Coming up, a literary detective suspects writer Marcel Proust of a false remembrance of things past.

First, military jets scrambled into the air over the nation's capital today when a wayward Cessna pilot entered forbidden airspace and appeared headed toward the National Mall. The White House, the Capitol Building and Supreme Court were all evacuated briefly. Afterwards, White House press secretary Scott McClellan gave this account to reporters.

Mr. SCOTT McCLELLAN (White House Press Secretary): Around noon, fighter jets were scrambled. At approximately 12:01, the threat level was raised to orange. The plane was within 10 miles, and evacuation and moving of people to more secure locations began at that point. Let me just point out that the Cessna was traveling in restricted airspace toward the White House and Capitol. The pilot was not responding to efforts to communicate with the plane. And then at 12:03, the alert level was raised to red.
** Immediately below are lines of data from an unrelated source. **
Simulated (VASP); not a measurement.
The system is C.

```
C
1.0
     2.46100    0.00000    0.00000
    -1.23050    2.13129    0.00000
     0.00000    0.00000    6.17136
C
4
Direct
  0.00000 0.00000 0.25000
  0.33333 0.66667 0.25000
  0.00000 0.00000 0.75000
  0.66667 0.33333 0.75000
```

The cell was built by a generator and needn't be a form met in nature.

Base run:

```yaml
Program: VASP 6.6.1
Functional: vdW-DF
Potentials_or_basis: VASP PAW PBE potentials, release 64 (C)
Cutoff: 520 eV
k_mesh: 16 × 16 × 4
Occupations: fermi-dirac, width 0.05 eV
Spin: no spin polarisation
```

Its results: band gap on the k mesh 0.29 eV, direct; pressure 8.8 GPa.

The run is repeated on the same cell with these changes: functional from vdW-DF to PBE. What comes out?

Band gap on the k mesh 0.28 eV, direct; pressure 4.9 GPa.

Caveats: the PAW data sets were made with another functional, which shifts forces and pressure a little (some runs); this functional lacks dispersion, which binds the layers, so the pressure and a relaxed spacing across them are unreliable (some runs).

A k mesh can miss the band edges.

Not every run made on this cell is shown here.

CHADWICK: But just 15 minutes later, the--well, they called it off. NPR White House correspondent David Greene joins us now.

David, what more do we know about this plane?

DAVID GREENE reporting:

Well, we don't seem to know much yet, Alex, and authorities are looking into this as quickly as they possibly can. But we did just learn that the chief of Capitol Police a short distance from here at the White House just had a news conference and said two people were taken from the plane into custody for questioning at an airport in Maryland where the plane was escorted, and he said that they had left an airport in Pennsylvania and had not been authorized to take the plane. He called them errant pilots. So that's the extent of what we know as of now, but it seemed like at least there's reason for authorities to be suspicious.

CHADWICK: You're saying this--they stole the plane, or at least they didn't have permission to take it?

GREENE: That's not clear. What we know from the chief of Capitol Police is that the--and he said the information was very preliminary, but they did not have authority to take the plane from this Pennsylvania airport, and they said little more beyond that.

CHADWICK: OK, even if they didn't have authority to take the plane, it still may have been an innocent mistake to fly into this restricted space. People were very excited about this and disturbed by it nonetheless, this evacuation at the White House. Mr. Bush was not there.

GREENE: He wasn't. He was actually biking in suburban Maryland near the town of Beltsville, Maryland, about 20 minutes, 30 minutes from Washington. You doesn't usually do that in the middle of a weekday, but he had just gotten back from a pretty long foreign trip, going to Europe, and decided to take a little time off before meeting with members of Congress and doing an event here at the White House this afternoon.

CHADWICK: But Mrs. Bush was there, and Nancy Reagan was visiting. Were they evacuated?

GREENE: They were taken to a secure location, we are told by White House officials. They didn't make it clear whether that was on or off the White House grounds. They just said they were briskly taken to a secure location. They did say that Vice President Cheney, who was here, was evacuated from the grounds and taken somewhere else.

CHADWICK: And you were there at the time. Did you get evacuated? What happened?

GREENE: It was a tense scene, Alex. We--NPR actually has its booth in the basement of the White House. We're lower down than a lot of the other news organizations upstairs. And from what I was told by colleagues upstairs, they were noticed at the scene and Secret Service officers were saying that everyone should get out and head to Pennsylvania Avenue and get off the grounds. By the time some of us learned here in the basement, I guess it was too late. They said just lock down, stay in the basement and don't come out. So it was a tense moment.

CHADWICK: Not just at the White House; also the Capitol Building, Supreme Court, evacuations there as well. What happened?

GREENE: Well, I wasn't in those buildings, obviously. I've heard from my colleague Andrea Seabrook, who covers Capitol Hill--she said that the officers over there were taking this very seriously, yelling to run south away from the building. She said that some congressional leaders were piling into armored vehicles and a motorcade of them left. So just as tense over there.

CHADWICK: NPR White House correspondent David Greene at the White House.

Thank you, David.

GREENE: My pleasure, Alex.

CHADWICK: More coming from DAY TO DAY from NPR News.